That implies we have something to think about:

Manufacturing is changing, which isn’t a bad thing. But technology will become difficult to keep up with if we don’t keep an open mind. Though we embrace new technology in some parts of our shop, one trend in particular should be on our radar:

Artificial Intelligence

It will dramatically change our industry. However, coming to terms with that fact can be intimidating. This is often due to a lack of awareness, or a fundamental misunderstanding of AI.

What is Artificial Intelligence?

Simply put, artificial intelligence is the reasoning and processing capabilities of certain machines. In essence, these machines are built to mimic the cognitive process of humans through the implementation of AI processes. But they’re not here to replace us.

In fact, artificial intelligence is rooted in the idea of creating machines that are as efficient as possible for organizations like us. It’s created as a means to assist us in learning and problem solving, while in turn learning and solving problems. It grows just as we do. And at its best, artificial intelligence allows us and our businesses to achieve our full potential.

Just take a look at what some businesses have already done.

Decrease unscheduled downtime

Unscheduled downtime is a term used to describe a time period in which a company is not producing. This is different than routine maintenance because there isn’t any planning involved. Most disruptions are very costly, and affect delivery schedules. P&G, however, may not have to put too much concern into it anymore.

P&G has decreased their unscheduled manufacturing downtime for personal care products (diapers, toilet paper, etc.) by 20 percent through the implementation of software primarily rooted in artificial intelligence and intrinsically driven to facilitate efficiency. The programs enhance analytics, as well as the ability to optimally connect all phases of the business units.

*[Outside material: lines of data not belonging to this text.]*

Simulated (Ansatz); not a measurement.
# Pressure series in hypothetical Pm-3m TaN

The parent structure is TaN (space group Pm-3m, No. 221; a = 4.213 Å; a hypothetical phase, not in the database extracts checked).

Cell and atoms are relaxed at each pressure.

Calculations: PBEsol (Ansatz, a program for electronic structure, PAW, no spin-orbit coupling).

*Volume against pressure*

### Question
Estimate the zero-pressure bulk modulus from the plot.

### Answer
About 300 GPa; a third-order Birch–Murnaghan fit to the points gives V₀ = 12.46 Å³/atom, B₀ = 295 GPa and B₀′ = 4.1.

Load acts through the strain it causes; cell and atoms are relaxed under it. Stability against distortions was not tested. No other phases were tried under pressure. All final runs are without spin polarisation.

Analyze industrial variables

A global leader in many facets of manufacturing, Siemens actively searches for ways to maintain their standing in the industry. In fact, for the past 30 years, the company has been researching ways to do it. And the answer they’ve found? Conveniently, artificial intelligence.

Specifically, Mind Sphere, their custom AI system. It has the ability to not only analyze industrial facilities, but also to be applied widespread throughout the majority of Siemens’ departments.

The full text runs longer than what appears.